Limit of a sequence $\sqrt{5 + 2a_n}$ Let $a_1 = 0$ and $$a_{n+1} = \sqrt{5+2a_n}, n>0$$ Show that $\lim_{n\to\infty}a_n$
exists and find the limit.
Manual computation shows that the limit will be approximately 3.5 but how would i go about proving it?

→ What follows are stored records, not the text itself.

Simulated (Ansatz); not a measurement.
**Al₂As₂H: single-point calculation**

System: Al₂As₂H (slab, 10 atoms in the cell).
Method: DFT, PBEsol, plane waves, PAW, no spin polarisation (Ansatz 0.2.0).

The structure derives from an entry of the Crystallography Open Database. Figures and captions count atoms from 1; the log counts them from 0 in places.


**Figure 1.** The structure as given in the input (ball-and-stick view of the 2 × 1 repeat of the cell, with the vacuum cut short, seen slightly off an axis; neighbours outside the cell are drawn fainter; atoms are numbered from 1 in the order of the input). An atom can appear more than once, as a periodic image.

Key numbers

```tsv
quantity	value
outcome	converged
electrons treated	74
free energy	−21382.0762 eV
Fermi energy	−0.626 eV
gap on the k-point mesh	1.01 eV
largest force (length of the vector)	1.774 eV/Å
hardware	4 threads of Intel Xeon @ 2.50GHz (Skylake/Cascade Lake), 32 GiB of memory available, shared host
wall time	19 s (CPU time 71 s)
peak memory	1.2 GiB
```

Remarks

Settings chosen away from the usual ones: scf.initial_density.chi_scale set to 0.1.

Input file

 A: If you can show that the sequence converges, it’s easy to discover what the limit must be. Suppose that $\langle a_n:n\in\Bbb Z^+\rangle$ does converge, and let $L$ be the limit. Then
$$L=\lim_{n\to\infty}a_{n+1}=\lim_{n\to\infty}\sqrt{5+2a_n}=\sqrt{5+2\lim_{n\to\infty}a_n}=\sqrt{5+2L}\;,$$
since the function $f(x)=\sqrt{5+2x}$ is continuous. Thus, $L$ satisfies the quadratic $L^2=5+2L$, and we must have
$$L=\frac{2\pm\sqrt{24}}2=1\pm\sqrt6\;.$$
Evidently $a_n\ge 0$ for all $n\in\Bbb Z^+$, so in fact $L=1+\sqrt6$.
One way to show that the sequence converges is to show that it is monotone increasing and bounded. This can be proved by induction on $n$. Suppose that $0\le a_n<1+\sqrt6$; can you carry out the induction step to show that $$0\le a_n\le a_{n+1}<1+\sqrt6\;?$$
A: First show that $0 \leq a(n) \leq 1 + \sqrt6$ by induction.
This is because, we have$$a(n+1) = \sqrt{5+2a(n)} \leq \sqrt{5+2 + 2 \sqrt6} = \sqrt{(1+\sqrt6)^2} = 1 + \sqrt6$$
Now show using induction that $a(n)$ is an increasing sequence. The same procedure as above will work.
Hence, now we have a monotone increasing sequence that is bounded above. Hence, $a(n)$ converges to a limit. Hence, if the limit is $L$, then we have
$$\lim_{n \to \infty} a(n+1) = \lim_{n \to \infty} \sqrt{5+2a(n)}$$ i.e.
$$L = \sqrt{5+2L} \implies L = 1 + \sqrt6 \,\,\,\,\,\,\,\,\,\, (\because \sqrt{x}\text{  is continuous for }x>0)$$
The choice of $1+\sqrt6$ in the very first step was of-course by reverse engineering.
A: I am actually interested in this problem since I have never made a induction proof earlier. So here is my try.
Since we don't have a closed form of $a_{n}$ we instead prove that $a_{n+1}<1+\sqrt{6}$ since it is obvious that $a_{n}\leq a_{n+1}$. 
First step: Since $n>0$ we want to test that the statement holds for $n=1$:
$a_{2}=\sqrt{5}<1+\sqrt{6}$ since we are given that $a_{1}=0$. 
Inductive step: Assume now that $n=k$ holds (for arbitrary $k>1,k\in \mathbb{N}$)
If we now can prove that for $n=k+1$ also is true, then we are done with the proof.
$a_{k+2}=\sqrt{5+2a_{k+1}}$ = $\sqrt{5+2\sqrt{5+2a_{k}}}$. From here I not sure how to proceed because I don't know where I am supposed to end.